Slowing down

Moving day mess

Moving day mess

It’s nice to be back on board. The rhythms of life are slower. The mundane and the ordinary take time. There is no fast food, fast laundry, fast running up and down the stairs. The days are longer and much of our life is lived outdoors – on the beach, on coastal paths, in the cockpit, on the deck. We take our time, and are surprised when we look at the clock and realise another day has gone by. It helps that the sun is smiling down on us.

Moving day – we’ve grown used to moving now. We have it down to a fine art. Julian on hire-van duty, Martina on unpacking duty. The girls and I were alone on the boat for the first three days and nights, while Julian moved our furniture into storage in the midlands and cleaned the Exeter house. We played, we re-acquainted ourselves with our home, the girls showing their teddy bears around and shouting hello to everyone who walked down the pontoon (I suspect we are not the most popular people in the marina!). In between trips to the beach I gradually found space for our clothes and books, toys and food, and got down to the business of settling in.

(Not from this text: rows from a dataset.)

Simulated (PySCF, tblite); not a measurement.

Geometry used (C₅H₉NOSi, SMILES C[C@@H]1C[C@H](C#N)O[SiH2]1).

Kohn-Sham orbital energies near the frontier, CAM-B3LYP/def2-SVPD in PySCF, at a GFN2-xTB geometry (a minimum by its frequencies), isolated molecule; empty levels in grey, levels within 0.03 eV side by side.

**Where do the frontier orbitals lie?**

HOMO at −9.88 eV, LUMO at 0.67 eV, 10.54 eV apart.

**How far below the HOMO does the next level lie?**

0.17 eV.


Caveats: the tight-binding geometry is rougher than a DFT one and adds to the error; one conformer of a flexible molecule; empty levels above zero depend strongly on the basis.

A cloudy afternoon on the beach

A cloudy afternoon on the beach

Exploring – Since moving back on board we’ve been exploring the coastline around Plymouth. We walked the coastal path to Bovisand one day and from Mountbatten round to the Barbican another. Lily is a tremendous walker on her little four year old legs – she can cover five miles in an afternoon without a grumble. Katie walks until she gets tired and then Julian puts her in the back carrier.

We’ve discovered the green meadows at Jennycliff and the great beach at the bottom of the cliff, where the girls explore the rocks like little mountain goats.

Laundry day

Laundry day

Day to day – The little things in life take time – doing the laundry, cooking, baking bread, taking a shower. Things that are speedy in a house – making the bed, flushing the toilet – take longer on board a boat. But we move to those slower rhythms and life is all the better for it. The girls help with the laundry and the baking, and when they’re tucked up in bed at night, it’s finally time for Julian and I to hatch plans, make decisions, or sit quietly and read our books.

On board play time

On board play time

Play time – Imaginations run wild – they are doctors and nurses tending their teddies; Katie is trapped in the jaws of a whale shark, in need of rescue; they are mummies and daddies; they are shop-keepers, restauranteurs, pirates, fishermen. They sing endlessly – songs I don’t know, and don’t know how they know. Somehow, they even manage to play hide and seek in our little boat.

Ship's boy Katie at work

Ship’s boy Katie at work

Rowing away with Daddy in the dinghy is a joy for them both, the little yellow paddle, assisting him whether he needs assistance or not. Searching for the thick-lipped mullet – those fat silver-bellied fish that swim in such numbers around the marina.

Life is good. We’ll be here in Plymouth for a little while longer, with work to be done and money to be earned. But we continue to hatch those plans. And in the meantime, we learn about life, and we figure out how to live it the best way we can.